Today’s audio piece is another simple arrangement, just acoustic guitar and voice, but the simplicity allowed me to move quickly from composition, to arrangement, and finally to recording an acceptable performance.
I only decided to record this text, by the English mystic, poet, and artist William Blake early this morning. This week was already scheduled for two important life transitions in my family by those older and younger, and this poem seemed to say something from that universal point in all lives when everything, when all, is change before us.
So, Blake cast this story as a lullaby, which is by design a calming song meant to accompany change from wakefulness and worry to sleep and the hallucinations, visions, or amorphous brain activity of dreams. The infant in his poem may not understand, may even dread this nightly change. It’s only a daily moment, but mysterious for one so new to experience, and so the poet-singer as parent is there to soothe the infant — and themselves. Here’s a link to the text of Blake’s poem that I used.

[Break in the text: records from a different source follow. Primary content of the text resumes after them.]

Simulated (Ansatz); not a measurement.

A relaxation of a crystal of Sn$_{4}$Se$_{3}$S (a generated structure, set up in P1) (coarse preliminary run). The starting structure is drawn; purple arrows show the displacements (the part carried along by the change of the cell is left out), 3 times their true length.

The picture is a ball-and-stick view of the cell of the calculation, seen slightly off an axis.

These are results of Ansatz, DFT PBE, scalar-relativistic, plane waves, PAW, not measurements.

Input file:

Is this only a story of an infant, or does the mystic Blake mean to say more about us? I believe he intends more. Infancy is only a starting point, an illustrative state before change. If we’ve been parents, we could recall our experiences in helping the infant journey from this beginning point. Blake wants to take us there to show us something.
And so it is this week. A grandmother is moving farther from memory and autonomy, graceful and befuddled, to a new care setting; and a teenager is moving too, earlier in life with more paths before them, yet more sure, and we don’t know how much to guide or understand. Yes, in-between are us middle-people who need to help both, and yet we’ve never been on exactly either’s path ourselves.
The lullaby is for the child and the parent. The parent and the child.
Typical “sandwich generation” work for women as illustrated by William Blake.
When I composed the music and performed “A Cradle Song” I thought it was from Blake’s Songs of Innocence and Experience. And it has been included in the Songs of Experience portion in some editions, but not by Blake himself. Blake even seems to have toyed with an additional stanza I didn’t sing or know, and the supposition is that today’s text may have been meant to be the Songs of Experience compliment to the other Blake Cradle Song that was engraved in Blake’s Songs of Innocence* — but that Blake changed his mind or was unable to complete the engraving for Songs of Experience. Both Blake cradle songs have been set to music: the Songs of Innocence one by Allen Ginsberg, the one I sing today by Benjamin Britten, but I have taken my own path and done my own music for today’s version of Blake’s “A Cradle Song.” You can hear it with a player gadget that some will see below, or with this highlighted hyperlink that will open a new tab window to play it.
*There are other contrasting, paired poems in the two books.